Court of Appeal for Ontario
Citation: R. v. Scott, 2016 ONCA 499
Date: 2016-06-22
Docket: C61666
Before: Doherty, Feldman and Brown JJ.A.
Between:
Her Majesty the Queen Respondent
and
Percy Basil Scott Appellant
Counsel:
Eva Taché-Green, for the appellant
Michael Fawcett, for the respondent
Heard: June 20, 2016
On appeal from the conviction entered by Justice S. Rogin of the Superior Court of Justice on June 12, 2014 and the sentence imposed on August 18, 2014.
APPEAL BOOK ENDORSEMENT
The Conviction Appeal
[1] This was an overwhelming circumstantial evidence case. The appellant did not testify. The alleged misapprehension of the evidence in respect of the clothing of one of the co-accused and the possession of a backpack by one co-accused are insignificant to the overall case. In any event, it is unclear to us that the trial judge misapprehended the evidence. We make the same comment about the alleged differences in the gun as described by the victims and seen in the photographs from the taxi security camera.
[2] We would not admit the fresh evidence pertaining to the non-existence of the alleyway as described by the taxi driver in his evidence. Counsel cross-examined on the issue at trial and could have further pursued the issue if warranted. He did not.
[3] In any event, the existence of an alleyway was not the significant feature of this part of the evidence. The significance lay in the place and time the taxi driver dropped the appellant and others off and then picked them up and the close proximity in time and place of those activities to the scene and time of the robbery.
[4] The victims’ evidence about the timing of the robbery was understandably uncertain and approximate. Nothing in that evidence precluded or rendered unreasonable the trial judge’s finding that the victims’ estimates of the time when the robbery occurred, coincided with the times at which the appellant was seen on the cab security camera getting in and out of the taxi cab.

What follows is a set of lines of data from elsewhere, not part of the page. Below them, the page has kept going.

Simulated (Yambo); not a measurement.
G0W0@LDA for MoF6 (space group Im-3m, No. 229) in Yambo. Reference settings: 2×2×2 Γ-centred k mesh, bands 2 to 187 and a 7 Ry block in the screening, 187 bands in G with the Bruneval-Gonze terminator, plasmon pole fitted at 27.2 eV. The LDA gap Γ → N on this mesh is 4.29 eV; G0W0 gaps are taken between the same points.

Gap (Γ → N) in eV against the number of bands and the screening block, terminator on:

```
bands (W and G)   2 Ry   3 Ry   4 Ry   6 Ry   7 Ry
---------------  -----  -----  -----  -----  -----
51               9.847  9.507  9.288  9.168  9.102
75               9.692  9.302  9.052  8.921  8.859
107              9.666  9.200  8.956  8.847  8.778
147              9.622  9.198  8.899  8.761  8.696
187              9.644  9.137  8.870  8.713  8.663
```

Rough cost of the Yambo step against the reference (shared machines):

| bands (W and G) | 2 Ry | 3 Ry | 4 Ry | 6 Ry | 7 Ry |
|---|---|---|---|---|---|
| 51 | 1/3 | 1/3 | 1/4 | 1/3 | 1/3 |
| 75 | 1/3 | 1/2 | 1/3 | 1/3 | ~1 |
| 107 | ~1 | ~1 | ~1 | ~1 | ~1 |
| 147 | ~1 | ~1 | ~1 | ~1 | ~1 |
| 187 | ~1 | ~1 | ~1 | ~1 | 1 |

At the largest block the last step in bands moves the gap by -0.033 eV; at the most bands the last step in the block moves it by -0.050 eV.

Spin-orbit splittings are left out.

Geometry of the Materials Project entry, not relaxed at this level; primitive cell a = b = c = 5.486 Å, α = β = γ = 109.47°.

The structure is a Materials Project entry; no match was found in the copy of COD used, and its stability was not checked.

[5] Finally, we note that apart from these factual minutiae, the evidence established that the appellant was with a person who had the victim’s blood on his shoes at the time and place very proximate to the robbery. The appellant had a gun like the gun used in the robbery. It defies credulity to claim that the appellant was not a participant in the robbery. The suggestion that the robbery occurred at some other time after the appellant had left the taxi was not raised at trial and is based on speculation.
[6] The conviction appeal is dismissed.